Heraldic hatchings

Two Lions Holding The Zürich Flag

I really like the logo used by the city of Zürich: it has a modern look, but keeps all the traditional elements of the city, the two lions and the white and blue flag. How do you know the lower left part of the flag is blue? It has the traditional heraldry hatching for blue, horizontal lines.

You can see these patterns in many places in Europe, each time a flag had to be printed or engraved into a wall. The hatching patterns for the most common colours, black, white (silver), yellow (gold), red, blue and green, defined by , are pretty standard, but there are many other patterns for less common colours.

I really like the idea of representing colours using standard patterns, so I hacked together a quick JavaScript program that takes an image and converts it into its heraldic black and white equivalent.

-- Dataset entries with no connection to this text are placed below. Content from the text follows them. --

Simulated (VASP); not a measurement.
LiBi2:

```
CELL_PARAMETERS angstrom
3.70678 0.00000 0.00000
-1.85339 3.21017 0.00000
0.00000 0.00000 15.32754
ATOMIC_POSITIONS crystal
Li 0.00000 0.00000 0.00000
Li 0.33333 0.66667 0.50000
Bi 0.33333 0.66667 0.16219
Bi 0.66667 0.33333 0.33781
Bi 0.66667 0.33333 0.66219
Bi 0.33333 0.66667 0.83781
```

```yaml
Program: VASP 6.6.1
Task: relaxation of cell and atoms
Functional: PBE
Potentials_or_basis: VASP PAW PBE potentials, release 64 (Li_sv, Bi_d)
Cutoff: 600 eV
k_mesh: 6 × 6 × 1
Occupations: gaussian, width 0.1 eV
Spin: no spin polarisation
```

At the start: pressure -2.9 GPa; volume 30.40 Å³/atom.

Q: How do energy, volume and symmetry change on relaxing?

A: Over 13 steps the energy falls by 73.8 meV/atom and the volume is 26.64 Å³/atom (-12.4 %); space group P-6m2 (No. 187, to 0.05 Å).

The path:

The code is very simple, it just looks up each individual pixel and replaces it with the corresponding hatching – it does the job if the input is an image with flat areas with saturated colours. It supports all the colours described in the french wikipedia page on the subject. The only difference is that black is rendered as solid black, as this gives better results, and is consistent with black and white printing (as opposed to engravings).

To use it, simply upload an image, then click on the transform button, if you want to save the result, click on the download button. The code is far from perfect, there is no pre-processing, so you need images with flat colours and sharp lines (no anti-aliasing). The threshold between orange and brown is a bit problematic. The code is available on github.